Interface Design Labors: Feature-Creep

by Luke Wroblewski April 30, 2004

Feature-creep occurs on two levels. The first is during the design phase of a project and can loosely be defined as “the tendency to add just another little feature until the whole product is overwhelmed with them”.

Sometimes these features are responsible for meeting user needs more effectively; sometimes they help a product achieve business goals; sometimes they do neither; but they always mean more work for the design team. Where does this new concept fit into the Information Architecture of the application? What impact does it have on the rest of the interface? Very soon a well-thought out interface can become littered with tools and content that fall into a “miscellaneous” bin. Of course, one might argue that an interface design needs to have a framework behind that is able to scale and effectively accommodate new functions and content. But the very notion of “scaling” an interface brings us to the gates of featuritis.

“Features are often the currency of software development and marketing” (Dave Fore, Cooper).

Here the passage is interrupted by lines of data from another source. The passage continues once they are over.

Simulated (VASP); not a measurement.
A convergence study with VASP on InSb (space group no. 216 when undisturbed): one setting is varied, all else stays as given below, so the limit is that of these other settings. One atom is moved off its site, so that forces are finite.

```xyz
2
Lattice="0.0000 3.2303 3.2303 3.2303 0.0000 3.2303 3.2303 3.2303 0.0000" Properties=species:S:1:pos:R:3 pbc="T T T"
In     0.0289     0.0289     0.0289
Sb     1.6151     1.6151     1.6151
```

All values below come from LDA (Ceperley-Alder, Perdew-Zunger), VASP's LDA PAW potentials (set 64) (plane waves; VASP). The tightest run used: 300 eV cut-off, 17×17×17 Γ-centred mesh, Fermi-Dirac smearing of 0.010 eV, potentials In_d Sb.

An effective interface design not only meets user needs, but also achieves business goals. The problem is that there is an endless pool of user needs to meet (“wouldn’t it be cool if…”) and business goals are always derived from a “grow or die” mentality. As a result, our products continue to grow and each redesign of a software package brings more features (frequently driven by new technologies). Mac OS X 10.2 boasted “150 new features” more than 10.1. Sounds great, but every last one of those adds more complexity to the interface and more challenges for the design team.

All that said, feature creep often does a lot of good for interface design strategies. We need to innovate to accommodate featuritis (that makes for interesting design problems); we need to revisit our users to understand when and how they may use new features (that better informs our understanding of their needs); we need to think in terms of frameworks and flexible designs that can grow or change as technology and user needs change; and, perhaps most importantly, we need to form mutually beneficial relationships with marketing, product development, and business units (that means aligning our goals and learning the language of other disciplines). After all, it’s when these considerations are in alignment with user experience strategies that great products get made.